BRUSSELS (Reuters) - Citizens of Kosovo will be able to travel freely within Europe’s borderless Schengen zone under a European Commission proposal after the tiny Balkan state introduced a series of reforms sought by Brussels.
The European Union had been wary about offering Kosovo a visa-free regime after large numbers of Kosovars sought asylum in the bloc in 2014 and 2015. But Kosovo has improved border controls, introduced biometric passports and agreed to the return of citizens not entitled to asylum in the EU.
Citizens of other Balkan countries - Albania, Bosnia, Macedonia, Montenegro and Serbia - have been able to travel without a visa in the Schengen zone since 2010. Turkey, Ukraine and Georgia are awaiting the green light for visa-free travel.
“Kosovo has made great progress,” Migration Commissioner Dimitris Avramopoulos told reporters on Wednesday, adding that he hoped national governments and the European Parliament would approve the proposal quickly.
Under the proposal, Kosovars with biometric passports would be able to enter the Schengen zone without a visa and stay for up to 90 days. The zone includes 22 of the 28 EU member states and several non-EU nations including Switzerland and Norway.
Kosovo, which has a population of 1.8 million, declared independence from Serbia in 2008 and is still not recognised by Belgrade. It has signed a trade and political pact with the EU but is still not recognised by five member states: Spain, Cyprus, Romania, Greece and Slovakia.

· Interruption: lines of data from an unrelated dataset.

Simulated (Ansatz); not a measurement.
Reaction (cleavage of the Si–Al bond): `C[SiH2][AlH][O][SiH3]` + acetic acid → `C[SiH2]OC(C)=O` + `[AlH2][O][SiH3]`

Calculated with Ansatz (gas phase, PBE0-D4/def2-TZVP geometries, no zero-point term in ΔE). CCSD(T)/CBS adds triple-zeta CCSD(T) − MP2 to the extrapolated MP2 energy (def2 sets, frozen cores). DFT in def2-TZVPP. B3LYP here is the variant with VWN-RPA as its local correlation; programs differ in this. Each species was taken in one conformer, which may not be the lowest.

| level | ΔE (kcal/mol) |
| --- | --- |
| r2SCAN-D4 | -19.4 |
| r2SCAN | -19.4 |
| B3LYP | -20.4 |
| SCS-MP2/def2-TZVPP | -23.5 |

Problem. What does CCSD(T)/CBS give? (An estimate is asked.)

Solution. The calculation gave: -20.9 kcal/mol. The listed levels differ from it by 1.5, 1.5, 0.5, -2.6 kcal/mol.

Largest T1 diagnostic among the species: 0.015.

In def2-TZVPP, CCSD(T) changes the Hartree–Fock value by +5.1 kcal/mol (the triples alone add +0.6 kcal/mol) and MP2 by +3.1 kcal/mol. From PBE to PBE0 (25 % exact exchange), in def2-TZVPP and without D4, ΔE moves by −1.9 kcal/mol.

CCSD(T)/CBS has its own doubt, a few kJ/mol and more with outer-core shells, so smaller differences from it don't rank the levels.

The EU Commission’s visa proposal was welcomed in Kosovo, where President Hashim Thaci posted a banner with the Kosovo flag on his Facebook page that read: “Goodbye Visa!”
“After decades of isolation there will be no more queues, no more rejections. When we work together there is no border that stops us,” Thaci said.
EU foreign policy chief Federica Mogherini will meet the leaders of Kosovo and address its parliament on Thursday, the Commission said in a statement.